Ethersource technology under the hood

Ferdinand de Saussure

Ferdinand de Saussure, father of modern Linguistics

At its core, Ethersource computes and tracks relations between terms in symbols in streaming language data. These data are represented in a hyperdimensional vector space. Vector space models, the basis of many or even most information access systems today, use well established and well understood linear algebraic methods to access and manage the knowledge in them. Linguistic items such as terms or words are interpreted as points in a many-dimensional space, and similarity between terms as distances between those points. This is intuitively appealing and easy to talk about.

Distributionality - the basis of meaning in language

But vector space models are only as good as what is in them. In our case, the model is built on distributional data to build relations between terms based on their occurrence patterns. Distributional data are the basis for our semantic model - which is a solid theoretical standing point for a theory of meaning and a theory of meaning of meaning. Once you have a distributionally motivated model, you will be able to extract similarities between observed items in it and use those similarities to model conceptual abstraction in language. Distributional data can be aggregated in many different ways depending on what you want to find from those data. This is best done from an awareness of the basics of how language works.

Vast data, but sparse

Handling many-dimensional spaces poses computational challenges. Collecting data about millions of terms observed in use and the relations between them in a linear algeabric matrix may seem straightforward, but one rapidly finds that the matrix is huge and sparse. There are many many terms and many many documents (or other contexts they occur in). Even more unsettlingly we always will encounter new words: the matrix never stops growing!

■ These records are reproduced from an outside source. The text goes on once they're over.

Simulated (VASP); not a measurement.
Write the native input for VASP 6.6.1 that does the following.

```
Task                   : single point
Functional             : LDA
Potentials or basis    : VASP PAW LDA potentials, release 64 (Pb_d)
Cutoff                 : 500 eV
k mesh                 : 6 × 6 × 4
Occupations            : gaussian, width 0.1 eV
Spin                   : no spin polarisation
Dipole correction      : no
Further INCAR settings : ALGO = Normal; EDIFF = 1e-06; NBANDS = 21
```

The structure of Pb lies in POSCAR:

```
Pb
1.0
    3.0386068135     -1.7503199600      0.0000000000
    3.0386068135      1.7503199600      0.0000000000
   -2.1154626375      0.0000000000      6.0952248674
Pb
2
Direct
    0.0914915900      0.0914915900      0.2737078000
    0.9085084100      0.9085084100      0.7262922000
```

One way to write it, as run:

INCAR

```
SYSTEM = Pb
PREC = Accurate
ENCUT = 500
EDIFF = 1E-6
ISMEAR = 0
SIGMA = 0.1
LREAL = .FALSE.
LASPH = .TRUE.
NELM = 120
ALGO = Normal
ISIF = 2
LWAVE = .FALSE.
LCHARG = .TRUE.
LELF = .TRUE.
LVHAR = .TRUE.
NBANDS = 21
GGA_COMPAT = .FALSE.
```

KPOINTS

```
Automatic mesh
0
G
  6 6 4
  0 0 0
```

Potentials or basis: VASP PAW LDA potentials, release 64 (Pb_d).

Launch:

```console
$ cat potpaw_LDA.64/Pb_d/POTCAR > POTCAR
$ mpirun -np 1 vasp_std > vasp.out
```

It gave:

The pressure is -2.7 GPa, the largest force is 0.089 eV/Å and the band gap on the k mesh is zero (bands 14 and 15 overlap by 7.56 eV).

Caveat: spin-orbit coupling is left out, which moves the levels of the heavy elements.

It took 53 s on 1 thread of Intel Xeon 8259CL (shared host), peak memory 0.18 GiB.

There are several computational approaches to process huge matrices and to mine generalities from them such as matrix factorization techniques. Unfortunately such methods come at considerable computational cost.

Randomness is the path of least assumption

The Gavagai word space model is based on a different approach in which distributional data are aggregated from observed language use incrementally, bypassing both the need for the huge matrix and the need for subsequent dimensionality reduction. Our approach is based on the practical evolution of recent techniques related to Random Indexing, which has several important advantages compared to other approaches: it does not require that we collect the data in a huge matrix and it does not require recompilation when new documents and words are encountered: the dimensionality is fixed and never increases.

Now available for application to real-world problems

We have now taken this to the next level, making the research results practicable and effective in the only commercially available implementation of online dimensionality reduction.

Our model is tractable, through the dimensionality reduction technique, dynamic through its online qualities, theoretically sound, through its basis in the distributionality of terms, and complete, since our implementation uses it to read any and all text it is exposed to. This design is what gives us the attractive qualities which have enabled us to build Ethersource and the services we provide with it.